Check out the following article at Wired by by Spencer Ackerman, January 26, 2012.
The big loser in the Pentagon’s new budget? Ordinary human beings.
About 80,000 Army soldiers and 20,000 Marines are getting downsized. Half of the Army’s conventional combat presence in Europe is packing up and ending its post-Cold War staycation. Replacing them, according to the $613 billion budget previewed by the Pentagon on Thursday: unconventional special-operations forces; new bombers; new spy tools; new missiles for subs; and a veritable Cylon army of drones.
This is the first of the Pentagon’s new, smaller “austerity” budgets: it’s asking Congress for $525 billion (plus $88.4 billion for the Afghanistan war), compared to a $553 billion request (plus $117 billion in war cash) last year. Only the Pentagon is emphasizing (.pdf) what the military is keeping, not what it’s cutting. That’s because congressional Republicans don’t like swallowing these cuts — and really don’t want to acquiesce to a currently-scheduled law that could tack on another $600 billion-plus to the already-scheduled, decade-long $487 billion in cuts. Defense Secretary Leon Panetta is preempting the objections, promising a force that’s “smaller and leaner, but agile, flexible, ready and technologically advanced.”
That means no changes to the U.S. fleet of 11 aircraft carriers and 10 air wings, all reflecting the Obama administration’s emphasis on the western Pacific. It means leaving the nuclear triad — the bombers, subs and missiles that can end all life on earth — alone. (With one exception: the military will delay replacing the Ohio-class submarine by two years.) It means electronic weapons to jam enemy defenses and attack online networks. It means elite commando forces like the ones who just rescued two aid workers kidnapped in Somalia. And it means drones for breakfast, lunch, dinner and dessert.
As previewed by President Obama earlier this month, the new budget is going to fund 65 Predator and Reaper combat air patrols — squadrons of up to four drones — “with a surge capacity of 85,” up from 61 today. The Army may be losing 100,000 soldiers, but if it’s any consolation, the Army’s forthcoming Gray Eagle drone gets the thumbs-up.
So does “sea-based unmanned” systems like the Navy’s Fire Scout robo-copter, and unspecified “new unmanned systems with increased capabilities,” probably a reference to next-gen drones like the Navy’s X-47B, which should be able to fly from an aircraft carrier at the click of a mouse by 2018 — the better to patrol the Pacific.
Some other programs get expanded, too. For 20 years, Navy’s studied creating non-aircraft-carrier bases at sea, to put in places where the U.S. can’t have land bases, to launch small jump jets like the F/A-18 Hornet, helicopters or drones. Now the Pentagon will fund “development of a new afloat forward staging base,” according to budget documents, although it’s not specifying what how large those ships will be or how much they’ll cost.

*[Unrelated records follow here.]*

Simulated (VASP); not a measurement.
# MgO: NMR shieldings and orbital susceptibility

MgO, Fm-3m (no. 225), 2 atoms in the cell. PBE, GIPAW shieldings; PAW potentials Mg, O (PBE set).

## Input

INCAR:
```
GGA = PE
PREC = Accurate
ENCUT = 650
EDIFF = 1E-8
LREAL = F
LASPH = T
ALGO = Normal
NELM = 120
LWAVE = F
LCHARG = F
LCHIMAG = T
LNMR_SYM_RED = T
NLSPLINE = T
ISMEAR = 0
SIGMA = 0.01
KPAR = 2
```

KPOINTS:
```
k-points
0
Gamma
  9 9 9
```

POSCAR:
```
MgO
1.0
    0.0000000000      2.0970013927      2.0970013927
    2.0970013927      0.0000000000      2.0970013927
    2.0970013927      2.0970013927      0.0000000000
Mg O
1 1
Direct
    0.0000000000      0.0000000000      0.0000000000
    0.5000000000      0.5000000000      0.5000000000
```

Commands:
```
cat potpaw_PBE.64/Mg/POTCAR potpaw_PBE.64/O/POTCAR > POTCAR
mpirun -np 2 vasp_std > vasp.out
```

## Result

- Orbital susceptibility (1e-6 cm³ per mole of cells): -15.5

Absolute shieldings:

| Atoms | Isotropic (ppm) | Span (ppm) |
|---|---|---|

It’s also a great time to be a snake-eater. Pentagon budget documents describe Special Operations Forces as “critical to U.S. and partner counter terrorism operations and a variety of other contemporary contingencies.” In other words, whereas the military invaded and occupied trouble spots during the 2000s, it’ll send commandos for discrete missions in the 2010s.
More money is also going into the Air Force’s new long-range bomber, which won’t always have a human in the cockpit; “improved air-to-air missiles,” probably to prepare for the day when China’s stealth aircraft are a challenge; new jammers and communications gear; and even designing “a conventional prompt strike option from submarines.” It’s going to be good time to manufacture powerful, non-nuclear missiles.
Even the most expensive defense program in history, the F-35 Joint Strike Fighter jet family, is getting a mere haircut. After Panetta embraced the planes on Friday, the Pentagon says it’ll merely “slow Joint Strike Fighter procurement” — even though weapons testing recently found it to have 13 expensive new flaws.
All that will let the military “retain a decisive technological edge,” Panetta said, “leverage the lessons of recent conflicts and stay ahead of the most lethal and disruptive threats of the future.”
Non-human beings actually do get the budget axe, though — mainly in the Air Force. As Danger Room first reported, the Air Force is losing older aircraft — specifically 27 “aging C-5A” cargo planes, as well as 65 of the newer C-130s (the Air Force will still have 318 of ‘em). It’s also losing 38 of what the Pentagon calls the “niche capability” C-27s, a curious propeller-driven cargo plane. And a variant of the Air Force’s much-used Global Hawk spy drone is getting cut, although an upgrade version will survive.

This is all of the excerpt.